My encouragement is to keep your attention on Jesus and who he is, rather than putting your attention on your faith, or perhaps lack of it. For it is Jesus Christ who has you in his hands; he is the one who keeps us from going under. He is the one who keeps us safe and in his care. Instead of trying to rely on your own strength, trust that Jesus has everything in his hands.

Jesus is The One Who Does the Impossible

Sunday the 6th of August 2017

Matthew 14:13–21

During the past week I have been over in Warrnambool, Victoria for pastors’ conference and while I was there, together with the other pastors, we did some work together with the Gospel reading this week, from Matthew 14. This led to some great discussions and different viewpoints around a reading that is well known, as it is Jesus’ feeding of the five thousand. So I have decided this week to preach on this reading and share with you some of the wisdom that God spoke to us through it.

Today’s Gospel reading is not the only time in scripture that God has provided bread for his people to eat, in fact throughout the Old Testament God often provided bread to his people in great time of need. An example of this that I would like to point out is in 2 Kings 4: 42-44.

In this account a man comes to the prophet Elisha with: “twenty loaves of barley bread baked from the first ripe grain, along with some heads of new grain. “Give it to the people to eat,” Elisha said. 43 “How can I set this before a hundred men?” his servant asked.

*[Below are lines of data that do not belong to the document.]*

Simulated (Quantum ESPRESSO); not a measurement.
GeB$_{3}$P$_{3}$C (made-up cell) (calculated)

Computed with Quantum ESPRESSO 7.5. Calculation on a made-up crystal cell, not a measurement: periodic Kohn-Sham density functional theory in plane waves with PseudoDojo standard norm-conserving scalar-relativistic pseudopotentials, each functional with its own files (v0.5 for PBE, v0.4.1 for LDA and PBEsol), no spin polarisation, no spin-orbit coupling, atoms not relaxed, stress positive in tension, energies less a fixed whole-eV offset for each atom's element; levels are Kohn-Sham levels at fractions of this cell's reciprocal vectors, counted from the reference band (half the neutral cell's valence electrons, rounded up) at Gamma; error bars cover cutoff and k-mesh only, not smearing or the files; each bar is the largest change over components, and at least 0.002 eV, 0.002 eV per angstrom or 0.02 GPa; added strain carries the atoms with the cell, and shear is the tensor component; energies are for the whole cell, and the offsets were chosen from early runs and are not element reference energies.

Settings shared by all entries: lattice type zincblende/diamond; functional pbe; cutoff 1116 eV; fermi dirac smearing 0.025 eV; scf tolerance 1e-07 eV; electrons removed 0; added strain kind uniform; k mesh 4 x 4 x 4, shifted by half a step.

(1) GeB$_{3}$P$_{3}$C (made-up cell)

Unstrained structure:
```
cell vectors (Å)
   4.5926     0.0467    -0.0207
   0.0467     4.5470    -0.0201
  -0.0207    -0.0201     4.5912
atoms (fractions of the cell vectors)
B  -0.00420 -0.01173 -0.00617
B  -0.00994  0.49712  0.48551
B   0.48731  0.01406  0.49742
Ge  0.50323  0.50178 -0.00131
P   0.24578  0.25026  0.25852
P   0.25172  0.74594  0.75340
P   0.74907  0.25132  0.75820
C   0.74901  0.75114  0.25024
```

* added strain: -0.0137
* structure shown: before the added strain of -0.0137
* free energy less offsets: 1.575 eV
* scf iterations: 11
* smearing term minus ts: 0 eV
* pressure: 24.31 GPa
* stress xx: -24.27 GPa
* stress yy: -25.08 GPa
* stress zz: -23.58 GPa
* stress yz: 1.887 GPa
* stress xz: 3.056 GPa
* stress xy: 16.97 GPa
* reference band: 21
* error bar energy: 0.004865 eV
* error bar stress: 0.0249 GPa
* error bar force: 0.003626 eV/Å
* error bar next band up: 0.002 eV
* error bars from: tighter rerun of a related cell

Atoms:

But Elisha answered, “Give it to the people to eat. For this is what the Lord says: ‘They will eat and have some left over.’” 44 Then he set it before them, and they ate and had some left over, according to the word of the Lord.”

Notice that in this account Elisha the prophet referred to what the Lord had said, and that it ends with everyone having been filled and having leftovers, “according to the word of the Lord”. This miracle was not Elisha’s doing—this was God acting through his word to bring about his purpose.

The people of Israel knew this and believed it, that their God would provide for them through his Word bringing miracles to his people.

In today’s Gospel reading Jesus was in an isolated place with a large crowd and they were hungry. So the disciples said to him: “This is a remote place, and it’s already getting late. Send the crowds away, so they can go to the villages and buy themselves some food.”16 Jesus replied, “They do not need to go away. You give them something to eat.” 17 “We have here only five loaves of bread and two fish,” they answered.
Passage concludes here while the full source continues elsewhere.